Statistical mechanical analysis of the linear vector channel in digital communication

Statistical mechanical analysis of the linear vector channel in digital communication

Koujin Takeda†, Atsushi Hatabu†‡ and Yoshiyuki Kabashima† † Department of Computational Intelligence and Systems Science, Tokyo Institute of Technology, Yokohama 226-8502, Japan
‡ System IP Core Research Laboratories, NEC Corporation, 1753 Shimonumabe, Nakahara, Kawasaki 211-8666, Japan
Abstract

A statistical mechanical framework to analyze linear vector channel models in digital wireless communication is proposed for a large system. The framework is a generalization of that proposed for code-division multiple-access systems in Europhys. Lett., 76 (2006) 1193 and enables the analysis of the system in which the elements of the channel transfer matrix are statistically correlated with each other. The significance of the proposed scheme is demonstrated by assessing the performance of an existing model of multi-input multi-output communication systems.

pacs:
84.40.Ua, 75.10.Nr, 89.70.+c

1 Introduction

In recent years, the number of objects to which statistical mechanical analysis can be applied has increased rapidly. The digital wireless communication system is one such example, and many intriguing studies in this field have revealed a strong relationship between telecommunication systems and statistical mechanics [1, 2].

The linear vector channel is one of the basic categories of wireless communication system. Code division multiple access (CDMA) [3], which is employed in third-generation cellar phone systems and wireless LANs, is a type of linear vector channel. In the general CDMA scenario, many users transmit discrete symbols that are modulated by random signature sequences using a single channel, and mixtures of user signals and noises are received at the other end of the channel. This indicates that the problem of simultaneously demodulating user signals from received signals can be mapped to a virtual spin system governed by random interactions. This problem has been successfully solved by techniques developed in statistical mechanics for disordered systems, and in particular by the replica method [4, 5, 6, 7, 8].
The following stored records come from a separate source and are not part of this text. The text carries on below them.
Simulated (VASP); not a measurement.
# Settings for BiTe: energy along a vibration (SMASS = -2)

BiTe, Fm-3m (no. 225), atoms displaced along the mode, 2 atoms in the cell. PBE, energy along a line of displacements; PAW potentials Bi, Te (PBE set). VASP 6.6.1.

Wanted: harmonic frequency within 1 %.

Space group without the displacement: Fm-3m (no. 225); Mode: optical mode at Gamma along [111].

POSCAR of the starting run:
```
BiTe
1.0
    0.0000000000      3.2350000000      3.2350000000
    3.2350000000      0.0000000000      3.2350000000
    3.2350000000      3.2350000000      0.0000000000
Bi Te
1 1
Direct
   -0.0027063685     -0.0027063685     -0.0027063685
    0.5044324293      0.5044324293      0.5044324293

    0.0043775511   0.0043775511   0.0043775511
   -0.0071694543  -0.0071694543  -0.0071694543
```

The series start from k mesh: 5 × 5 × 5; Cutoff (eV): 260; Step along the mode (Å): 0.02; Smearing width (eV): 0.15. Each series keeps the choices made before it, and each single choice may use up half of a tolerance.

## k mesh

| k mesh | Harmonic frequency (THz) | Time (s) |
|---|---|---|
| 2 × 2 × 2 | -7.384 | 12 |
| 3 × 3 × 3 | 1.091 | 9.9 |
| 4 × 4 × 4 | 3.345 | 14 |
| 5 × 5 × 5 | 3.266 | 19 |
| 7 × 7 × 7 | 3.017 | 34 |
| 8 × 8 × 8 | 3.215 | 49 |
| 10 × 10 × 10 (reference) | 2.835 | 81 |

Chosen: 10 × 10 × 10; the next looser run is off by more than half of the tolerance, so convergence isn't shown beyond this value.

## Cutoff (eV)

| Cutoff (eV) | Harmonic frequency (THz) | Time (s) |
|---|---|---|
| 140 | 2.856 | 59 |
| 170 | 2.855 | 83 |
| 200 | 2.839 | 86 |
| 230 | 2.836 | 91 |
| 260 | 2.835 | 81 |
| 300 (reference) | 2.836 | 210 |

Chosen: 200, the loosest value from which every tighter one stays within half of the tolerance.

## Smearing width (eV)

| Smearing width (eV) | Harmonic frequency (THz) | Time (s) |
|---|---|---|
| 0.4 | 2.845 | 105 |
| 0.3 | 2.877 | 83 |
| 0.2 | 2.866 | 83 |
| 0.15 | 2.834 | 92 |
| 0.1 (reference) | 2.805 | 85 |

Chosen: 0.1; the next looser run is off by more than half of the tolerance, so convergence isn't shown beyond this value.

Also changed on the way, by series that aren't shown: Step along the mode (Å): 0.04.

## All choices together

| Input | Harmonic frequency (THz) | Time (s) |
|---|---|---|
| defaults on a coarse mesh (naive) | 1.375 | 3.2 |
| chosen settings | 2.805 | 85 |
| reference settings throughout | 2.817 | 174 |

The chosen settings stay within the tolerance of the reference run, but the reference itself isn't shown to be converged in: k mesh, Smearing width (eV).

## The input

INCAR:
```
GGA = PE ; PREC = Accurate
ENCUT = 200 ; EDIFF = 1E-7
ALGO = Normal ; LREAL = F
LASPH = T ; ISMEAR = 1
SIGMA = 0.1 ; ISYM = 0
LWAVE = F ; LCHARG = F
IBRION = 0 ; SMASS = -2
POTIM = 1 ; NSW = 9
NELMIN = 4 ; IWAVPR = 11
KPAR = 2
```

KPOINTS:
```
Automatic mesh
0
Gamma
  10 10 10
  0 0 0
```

The multi-input multi-output (MIMO) system is another well-known example of a linear vector channel to which the statistical mechanical approach is applicable [9, 10, 11]. A MIMO system is composed of many transmit and receive antennas. In a general scenario, multiple input signals transmitted from transmit antennas are received at the receive antennas, being linearly transformed to multiple output signals by a channel transfer matrix. In several preceding studies, channel transfer matrices are regarded as deterministic. However, the elements of such matrices vary with time in actual cases, which implies that handling the matrices as random is more realistic. In the simplest model, each element of the matrix could be regarded as an independent Gaussian variable with zero mean. Unfortunately, modeling of this type is inadequate for describing realistic MIMO systems in which correlations among the matrix elements are, in general, not negligible due to spatial proximity among transmit or receive antennas. For continuous inputs that are modeled as Gaussian variables, simple expressions of performance evaluation can still be obtained by using knowledge of random matrix theory [12]. However, such expressions cannot be applied directly to discrete inputs, which are usually used in digital communication. Therefore, developing a framework to analyze MIMO systems, and, more generally, linear vector channels of discrete inputs are demanded.

The purpose of the present article is to meet such a demand. Recently, the authors proposed a scheme to analyze CDMA systems under the assumption that a cross-correlation matrix of signature sequences can be regarded as a sample generated from a certain type of random matrix ensemble, which is characterized by an eigenvalue spectrum [13]. We herein generalize this scheme so as to be applicable to a wider class of linear vector channels.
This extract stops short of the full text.